Everything We Need
We Have Everything We Need
1 Corinthians 1:1-9
One of the most remarkable scenes of Star Wars: The Last Jedi comes at the movie’s end, when the few surviving Resistance fighters board their ship and escape the devastation brought down on them by the evil First Order. In the cabin of the ship the trilogy’s protagonist, Rey, sits crestfallen alongside Leia, one of the most beloved and courageous characters in the Star Wars universe. Holding the broken pieces of her weapon, Rey looks around and sees the once determined Resistance fighters, relieved, yet utterly devastated by their losses. Her eyes then turn to Leia, hoping the older and wiser leader could offer some reassurance. Rey asks, “How do we build a rebellion out of this?” Calmly and deliberately, Leia takes Rey’s hands, and with a defiant grin assures her, “We have everything we need.”
It takes both resilience and trust to decide that what we have been given, or what we have available to us is enough. Leia’s belief in The Last Jedi stems from her experiences of loss and victory, of pain and hope throughout her character’s story arc. Her story, however uniquely sci-fi it is, contains within it very human elements like loss and hope that we can connect with as imperfect people living in an imperfect world. Unsurprisingly, the reality of imperfection has a way of constricting our vision into one of scarcity — a view that convinces us that what we have is not enough, and moreover, that there isn’t enough to go around. To function in scarcity needlessly pits us against each other, with everyone struggling to insure for themselves what they need, even if it comes at the expense of those around us. It also causes despair over the future and how life can thrive under such circumstances. That to say, scarcity kills — it kills compassion, imagination, grace, and the ability to trust that God will provide.
Not unlike that final moment in The Last Jedi, Paul defiantly insists that what God has given in the way of personality, strengths, gifts, relationships, and experiences is all the raw material that God needs to do redemptive things among and beyond our gathering. He insists this because, as we begin to suspect in this passage, the poison of scarcity had begun to unravel the unity of the church in Corinth.
Paul’s mission in Corinth had everything to do with helping them to see that Christ was already present in the messiness of the city and in the lives of those he encountered. He preached the necessity of gratitude in recognizing how God was making use of everyone’s gifts as they were drawn to Jesus, and treating those hard relationships with patience and love. In a city where all but the few at the top were struggling to survive, a city where appearances were everything, to be invited into a community that says, “No you are enough, and you matter not just to us but also and more so to God,” was virtually unheard of.

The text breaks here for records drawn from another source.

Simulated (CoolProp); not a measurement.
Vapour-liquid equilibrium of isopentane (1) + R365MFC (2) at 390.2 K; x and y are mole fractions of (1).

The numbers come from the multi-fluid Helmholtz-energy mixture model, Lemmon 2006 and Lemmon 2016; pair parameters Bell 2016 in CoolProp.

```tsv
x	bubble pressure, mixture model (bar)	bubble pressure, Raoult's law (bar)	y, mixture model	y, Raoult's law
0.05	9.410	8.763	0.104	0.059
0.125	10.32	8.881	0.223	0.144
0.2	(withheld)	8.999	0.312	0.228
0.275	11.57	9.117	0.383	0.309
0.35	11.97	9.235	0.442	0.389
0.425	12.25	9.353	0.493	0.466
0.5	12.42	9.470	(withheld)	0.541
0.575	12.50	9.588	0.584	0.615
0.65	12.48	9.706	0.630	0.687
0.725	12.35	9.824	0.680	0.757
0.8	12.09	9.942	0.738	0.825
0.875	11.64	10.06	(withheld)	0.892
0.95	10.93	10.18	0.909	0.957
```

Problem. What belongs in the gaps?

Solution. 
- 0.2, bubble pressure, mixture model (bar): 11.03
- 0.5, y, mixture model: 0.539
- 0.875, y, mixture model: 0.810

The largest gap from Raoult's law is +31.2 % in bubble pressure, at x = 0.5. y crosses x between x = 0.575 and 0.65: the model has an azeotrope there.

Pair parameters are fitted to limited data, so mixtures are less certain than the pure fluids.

But Paul invites them to remember the electric energy and faithfulness of Jesus that brought them together in the first place, an energy of connection, love, and mutual encouragement, a connection marked with kindness that lifts the other up and that engages mercifully with those who are hurting or pushed aside. Many voices today would have us despair life as a struggle in scarcity. But God is not scarce. God has done great things that in Jesus and the fruit of that requires use to recognize the abundance that God’s love creates in our lives. Paul recognized that even in their imperfect messiness the Christians of Corinth had everything they needed to live Jesus’s life right where they were. In the same way we have everything we need to love God, resist evil, and serve our neighbors right where we are, and God will be with us.